Gensler’s policies around climate-related disclosures came under hot water, with McHenry accusing the SEC chair of “endangering American competitiveness.”

McHenry, chairman of the House committee, painted Gensler’s SEC as an agency that is overstepping its authority and refusing to consider criticism.

“Time and time again, you’ve cut the public out of the rulemaking process with unreasonably short comment periods, even for major rules like your disastrous climate disclosure proposal and equity market structure overhaul,” the congressman said. “You failed to justify these significant rules with thorough evidence, careful studies, and even cost-benefit analysis.”

In March 2022, the SEC proposed climate-related rules that would require businesses registered with the commission to produce periodic reports on “climate-related risks that are reasonably likely to have a material impact on their business.”

Registrants would also be required to disclose their greenhouse gas emissions to the SEC.

The agency argues that investors have a right to such information, so they can weigh the risks that climate change might have on their investments. In his prepared testimony for the recent hearing, Gensler said that while “the SEC has no role as to the climate risk itself,” it does have a duty to make public “companies’ full, fair, and truthful disclosure about material risks.”

The agency received over 15,000 comments regarding its proposal, Gensler said during an interview with CNBC in February.

Rep. Maxine Waters (D-Calif.), ranking member of the House finance committee, defended the SEC’s climate proposal.

“Republicans are desperately trying to hamper the finalization of the SEC Rule on climate-based disclosures, which will finally provide the material information that investors have been asking for to evaluate how their investments will fare as climate change worsens,” she said.

Playing Fast-and-Loose with Regulation

Still, McHenry characterized Gensler’s approach as too hasty, calling out the SEC chair’s 55 new rule proposals in the last two years.

“That’s twice as many rules as your predecessor Mary Jo White and Jay Clayton in the same amount of time,” McHenry said, adding that there is a growing concern about regulatory overreach.

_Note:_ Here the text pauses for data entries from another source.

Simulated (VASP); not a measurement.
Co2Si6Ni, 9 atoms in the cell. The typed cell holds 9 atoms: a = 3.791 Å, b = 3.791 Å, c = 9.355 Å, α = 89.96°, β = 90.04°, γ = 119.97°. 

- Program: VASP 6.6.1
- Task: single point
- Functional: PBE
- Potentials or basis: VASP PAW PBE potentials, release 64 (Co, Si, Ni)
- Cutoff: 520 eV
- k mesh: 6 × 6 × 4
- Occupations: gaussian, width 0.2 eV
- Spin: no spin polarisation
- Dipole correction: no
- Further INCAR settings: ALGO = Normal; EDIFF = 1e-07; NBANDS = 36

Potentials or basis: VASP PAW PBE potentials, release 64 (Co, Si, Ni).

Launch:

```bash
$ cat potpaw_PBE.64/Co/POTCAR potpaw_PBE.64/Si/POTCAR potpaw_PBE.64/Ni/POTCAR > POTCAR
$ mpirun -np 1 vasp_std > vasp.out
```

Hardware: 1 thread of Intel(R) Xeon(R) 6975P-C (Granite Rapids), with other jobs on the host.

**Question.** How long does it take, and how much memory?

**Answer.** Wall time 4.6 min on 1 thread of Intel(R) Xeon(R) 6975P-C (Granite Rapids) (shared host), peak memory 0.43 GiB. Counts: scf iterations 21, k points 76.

“This raises serious concerns that the rulemaking process is being rushed, undermining the quality of our securities laws and risking negative unintended consequences,” the congressman said. “These concerns have been echoed by senior personnel at your own agency, and they are similar concerns raised while you were at the Commodity Futures Trading Commission.”

In October, a report by then SEC Inspector General Nicholas Padilla criticized Gensler for exhibiting a disorganized and hurried management style. It specifically pointed to Gensler’s introduction of 26 rules in the first half of 2022, exceeding the combined totals of the previous two years.

The report also noted that the agency is losing workers at its highest rate in a decade and that Gensler recruited inexperienced staff from other agencies so he could quickly push new rules, according to Bloomberg Law.

Gensler defended his methodology by saying the more disclosures, the better.

“[Regulation] lowers the risk in the markets when you can lower the amount of fraud manipulation, and you promote good transparency,” he said during the hearing.

Some economists disagree with this premise. Peter Schiff, founder of Euro Pacific Asset Management, argues too much central planning can result in counterproductive market distortions and corrupt behavior.

Free market competition does a much better job of lowering risk than government regulation,” Schiff told The Epoch Times. “In fact, by lowering competition and creating moral hazards, government regulation actually increases risk.”

“Government regulators are far more likely to be corrupted than private third-party players that government regulators supplant,” Schiff said.